Guide to the Carnegie Mellon University Multimodal Activity (CMU-MMAC) Database
journal contributionposted on 01.04.2008 by Fernando De la Torre, Jessica Hodgins, Adam Bargteil, Xavier Martin, Justin Macey, Alex Collado, Pep Beltran
Any type of content formally published in an academic journal, usually following a peer-review process.

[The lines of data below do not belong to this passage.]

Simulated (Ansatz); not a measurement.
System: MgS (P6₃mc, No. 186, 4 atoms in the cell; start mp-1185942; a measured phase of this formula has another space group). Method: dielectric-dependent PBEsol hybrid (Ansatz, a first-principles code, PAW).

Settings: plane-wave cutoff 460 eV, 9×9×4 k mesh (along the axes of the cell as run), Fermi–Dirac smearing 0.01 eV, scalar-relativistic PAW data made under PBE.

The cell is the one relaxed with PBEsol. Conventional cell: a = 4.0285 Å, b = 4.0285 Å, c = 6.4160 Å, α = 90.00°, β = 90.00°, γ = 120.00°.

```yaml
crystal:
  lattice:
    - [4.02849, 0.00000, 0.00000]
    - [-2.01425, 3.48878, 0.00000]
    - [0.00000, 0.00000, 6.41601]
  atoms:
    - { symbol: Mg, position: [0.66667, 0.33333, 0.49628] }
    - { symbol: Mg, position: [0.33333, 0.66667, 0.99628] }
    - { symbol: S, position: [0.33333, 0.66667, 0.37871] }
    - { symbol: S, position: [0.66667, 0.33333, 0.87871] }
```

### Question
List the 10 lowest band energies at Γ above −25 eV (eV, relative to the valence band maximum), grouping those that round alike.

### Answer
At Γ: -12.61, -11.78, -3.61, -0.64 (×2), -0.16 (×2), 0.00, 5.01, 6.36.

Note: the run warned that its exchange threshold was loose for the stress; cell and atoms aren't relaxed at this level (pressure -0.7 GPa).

This document summarizes the technology, procedures, and database organization of the CMU Multi-Modal Activity Database (CMU-MMAC). The CMU-MMAC database contains multimodal measures of the human activity of subjects performing the tasks involved in cooking and food preparation. The CMU-MMAC database was collected in Carnegie Mellon University’s Motion Capture Lab. A kitchen was built and to date five subjects have been recorded cooking five different recipes: brownies, pizza, sandwich, salad and scrambled eggs. The following modalities were recorded: • Video: (1) Three high spatial resolution (1024 × 768) color video cameras at low temporal resolution (30 Hertz). (2) Two low spatial resolution (640 × 480) color video cameras at high temporal resolution (60 Hertz). (3) One wearable low spatial resolution (640×480) camera at low temporal resolution (12 Hertz). • Audio: (1) Five balanced microphones. (2) Wearable watch. • Motion capture: A Vicon motion capture system with 12 infrared MX-40 cameras. Each camera records images of 4 megapixel resolution at 120 Hertz. • Five 3-axis accelerometers and gyroscopes. Several computers were used for recording the various modalities. The computers were synchronized using the Network Time Protocol (NTP).